Now you are ready to use beanplots like this:
x1<-rnorm(1000, mean=1, sd=1)
x2<-rnorm(1000, mean=0, sd=1)
beanplot(x1,x2, what=c(1,1,1,1), col=c("black", "red", "blue","light grey")
What you get is a plot that has 4 main features for every vector. These are the ones corresponding to the 4 1s in the what=() option and they are (in this order): 1: a dotted line traversing the plot that corresponds to the mean (or the median, this can be set with the overallline="median" option), 2: the beanplot itself, 3: the mean of each of the beanplots (vectors) this can also be set to refer to the median or even the quantiles with beanlines="median" or beanlines="quantiles", 4: a rug of the values of each vector. The colouring also follows as a vector of 4 elements, with each color corresponding to each of the five prementioned features.
Three-dimensional data with persp and filled.contour
Plotting data in three dimensions is not so common and in many cases not very practical either. Still, sometimes we would like to see how a variable z fluctuates against two others x and y. R has a number of functions for this purpose, which may be mainly divided in two categories: a) "volume" plots like the ones produced by persp() and b) "colour-coded" plots like the ones produced with contour(). Both persp() and contour() receive similar arguments, that is three objects, the first two are two vectors (x,y) set a "grid" or the main surface. The third object z has to be a matrix of dimensions [x, y] that represents some sort of "height" for each 2D coordinate of the grid. It is impossible to plot the data if these conditions are not fulfilled. For starters, lets begin by creating these objects:
x<-seq(from=1, to=10, by=1)
y<-seq(from=1, to=100, by=10)
We have now created two vectors x and y with equal lengths (1 to 10 by 1 and 1 to 100 by 10). Thus the dimensions of the grid are 10x10. We should now have the data z in a matrix with the same dimensions. We can create this matrix by setting first all values equal to zero 0 like this:
z<-matrix(0, nrow=10, ncol=10)
The command above tells R to create a matrix with 10 rows and 10 columns and setting each of the 10x10 elements equal to 0. Inspect the z matrix by typing z and see for yourselves. Now what we need is to fill in the matrix with numbers. I will simply create a list of 100 random numbers sampling from a uniform distribution
data<-runif(100, min=1, max=100)
in fact I will make it a bit more structured by ordering the random 100 numbers from the smallest to the largest. I can do this with the use of the sort() function. Simply call on sort() on data and then feed the output to matrix
sort(data)->temp
z<-matrix(temp, nrow=10, ncol=10)
We are now in line for producing a simple 3D plot with persp like this
persp(x,y,z, phi=15, theta=30, col="lightblue4", main="My 3D plot", xlab="some x", ylab="some y", zlab="a sorted random z")

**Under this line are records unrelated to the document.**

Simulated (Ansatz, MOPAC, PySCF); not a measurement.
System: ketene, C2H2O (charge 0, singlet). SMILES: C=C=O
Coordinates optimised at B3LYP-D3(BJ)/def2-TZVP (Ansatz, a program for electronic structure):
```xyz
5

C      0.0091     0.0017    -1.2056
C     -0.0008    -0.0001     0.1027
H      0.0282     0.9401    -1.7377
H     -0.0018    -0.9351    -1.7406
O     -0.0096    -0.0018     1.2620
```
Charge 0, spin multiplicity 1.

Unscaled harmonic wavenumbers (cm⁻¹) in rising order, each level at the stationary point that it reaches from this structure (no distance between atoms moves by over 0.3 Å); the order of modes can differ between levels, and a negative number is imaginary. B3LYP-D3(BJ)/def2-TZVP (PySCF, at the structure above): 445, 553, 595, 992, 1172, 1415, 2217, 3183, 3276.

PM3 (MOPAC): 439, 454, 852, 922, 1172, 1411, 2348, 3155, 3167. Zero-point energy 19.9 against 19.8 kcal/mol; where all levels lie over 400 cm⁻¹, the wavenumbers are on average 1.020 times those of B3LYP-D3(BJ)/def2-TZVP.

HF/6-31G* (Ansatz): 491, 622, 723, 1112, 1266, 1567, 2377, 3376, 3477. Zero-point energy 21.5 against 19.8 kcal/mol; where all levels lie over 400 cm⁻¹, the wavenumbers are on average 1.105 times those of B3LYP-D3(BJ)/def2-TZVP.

Take a minute to see the grammar of persp. The first three arguments are x, y and z in this order. It is crucial that it is this order since otherwise the dimensions of the vectors/matrix will not fit in the function. Next, two values for phi= and theta= are related to the viewpoint of the plot. phi and theta are the angles to which the plot (which is a 3D volume) is tilted. Modify these accordingly to get different (and better) views of your plots. The color and axis labels that follow you are (should be) by now very aware of.
Contour and its companion filled.contour() may be also used for the visualization of 3D data. The difference from persp is that this is not a volume representation but a colour-code one. That is, R takes the values of the matrix (here z) and instead of plotting them as heights in a 3D plot, it transforms them to a detailed colour-code (something like red being the highest and blue the lowest). In this sense it is important that a palette of colors (a series of different colours or colour gradients) are supplied to the function. One example may be:
filled.contour(x,y,z, color.palette=rainbow, main="My Contour plot", xlab="some x", ylab="some y")
Inspect the created plot. It is basically a 2D plot with x and y on the two axes but the grid is colour-coded with a certain degree of resolution (depending on the dimensions of z) the legend for which is given right next to the plot. The main argument to keep an eye on here is color.palette, which takes as values series of colors that can either be pre-built in R or created by ourselves. Here I chose to use a pre-built array of colors called rainbow (self explanatory), other such may be heat.colors, topo.colors etc. Later on we will see how we can build our own palettes.
Saving and Printing plots
Last but not least we have reached the point where are plots look awesome but we can only sit and stare them in our screen. Is there a way to extract them as files, store them in our computer and share them with friends of colleagues? The answer is obviously yes. R employs a simple routine to export plots in various image formats such as *jpeg,*png, *ps, *tiff, or *pdf. The names of the functions are (again) self-explanatory. The grammar is the same in all of them and follows the simple structure
nameoffunction("filename"); plotting commands; dev.off()
Where the name of function is one of png, pdf, tiff e.t.c. and the "filename" is the name that the file will be given in the folder that you are currently working. This command opens a "writer device", an environment that accepts everyting printed in R and stores it in a filename with "filename". While providing plotting commands with the "device" on (that is having called one of the printing commands tiff, pdf e.t.c.) you will not be able to see anything on your screen. This means that the output of the plotting commands has been re-directed from the screen to the file. Once you are done, you need to finalize the file and quit the writer device. This is what the dev.off() function does. It simply tells R to print whatever has been plotted to the file with "filename" finalize it and exit the device. Then, once again printing of plots will be redirected to the screen. An example printing of a plot to a pdf file may be:
pdf("contour.pdf")
filled.contour(x,y,z, color.palette=rainbow, main="My Contour plot", xlab="some x", ylab="some y", key.title="ordered random z")
dev.off()
Notice how it also works with the commands being issued in different lines.
All printing functions take a series of arguments related to the size of the file (both its dimensions and its size in memory), the desired resolution, compression type (for tiff files). These differ depending on the function (and so on the format of the file to be saved). Make sure you get your options right.